THE Philippines’s real-estate sector may suffer from a decline in demand in the near term, according to the World Bank.
In the East Asia Pacific Update, the World Bank said the likely major source of the projected decline was weak overseas Filipino worker (OFW) remittance inflows.
“This source of demand could decrease if a slow global recovery were associated with weak remittance inflows. In addition, in Malaysia, the Philippines and Thailand, prices in high-end markets [such as the luxury market in Manila] are relatively more likely to deviate from fundamentals, and could therefore see some adjustment even in the absence of major external shocks,” the World Bank said.
The World Bank explained that the Philippines, Malaysia and
other countries in the East Asia and the Pacific region have recently experienced sharp increases in real-estate prices. However, the bank explained that while these may have been fueled by high demand, not all these were fueled by stable sources such as income, population growth and employment.
The Philippines’s weak spot in real estate, the bank said, is that about 40 percent of new housing units in the country are financed by OFWs.
“Where housing price growth is mainly driven by rapid credit expansion, for instance linked to loose monetary policy or easily reversed portfolio capital inflows, the economy may be more exposed to the risk of an abrupt downturn,” the bank explained.
The slowdown in the real-estate sector could also affect allied industries such as construction and
building materials.
It can be noted that private consumption continues to drive the country’s economic growth. This was supported by remittances that reached $12.7 billion, or 4.7 percent, of the country’s gross domestic product (GDP) in the January-to-June 2014 period.
Remittance flows account for 10 percent of the Philippines’s annual GDP, while remittances in larger countries like China and Indonesia only account for a percent of GDP.

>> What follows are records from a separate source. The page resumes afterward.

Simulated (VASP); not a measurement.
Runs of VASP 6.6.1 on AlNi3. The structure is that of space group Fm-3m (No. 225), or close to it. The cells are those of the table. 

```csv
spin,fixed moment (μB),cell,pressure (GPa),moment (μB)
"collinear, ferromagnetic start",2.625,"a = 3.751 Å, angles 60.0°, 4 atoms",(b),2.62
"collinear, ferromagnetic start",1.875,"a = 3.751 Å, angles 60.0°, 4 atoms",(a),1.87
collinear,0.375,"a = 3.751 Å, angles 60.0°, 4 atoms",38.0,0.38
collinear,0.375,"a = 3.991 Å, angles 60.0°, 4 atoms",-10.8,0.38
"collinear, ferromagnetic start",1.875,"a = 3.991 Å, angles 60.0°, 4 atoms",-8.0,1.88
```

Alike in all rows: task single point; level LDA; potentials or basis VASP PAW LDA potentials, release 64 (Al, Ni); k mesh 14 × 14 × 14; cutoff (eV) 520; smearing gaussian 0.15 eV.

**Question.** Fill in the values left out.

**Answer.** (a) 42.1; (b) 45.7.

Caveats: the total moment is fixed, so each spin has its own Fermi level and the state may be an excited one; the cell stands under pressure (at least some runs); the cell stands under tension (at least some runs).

“Annual remittances are equivalent to half of foreign-exchange reserves in Vietnam and more than 71 percent of reserves in the Philippines,” the World Bank said. “In the Philippines, there is also evidence of significantly higher investment in housing among remittance-receiving households.” But the Washington-based lender was quick to point out that the Philippines’s monetary authorities have been prudent and imposed stricter capital requirements for real-estate lending such as the one implemented in July 2014.
It added that stress tests were also ordered by the Bangko Sentral ng Pilipinas on bank loans extended to the real-estate sector with an assumed 25-percent write-off on sectoral exposures.
In 2013 the World Bank said that while many OFWs and business-process outsourcing firms were buying real-estate properties, they were exposed to external risks such as the slowing global growth, which could impact on real-estate sales in the country. It explained that a low interest rate environment could also lead to relaxed “credit standards and documentary requirements for household real-estate loans” and threaten the sector with defaults.
The bank further said there are findings that the demand for mid- and high-end condominiums “may be overstated” since only 10 percent of the country’s population belong to the middle- and high-income brackets. This could lead to an oversupply in condominiums and falling real-estate prices.
1 comment
That’s exactly a repeat of what the World Bank said in 2008. And records will prove that remittances continued to rise until the present. Also, a big slice of the market for high-end condominiums in Manila are expats and foreigners who are not allowed by the Costitution to own lands in the Phils.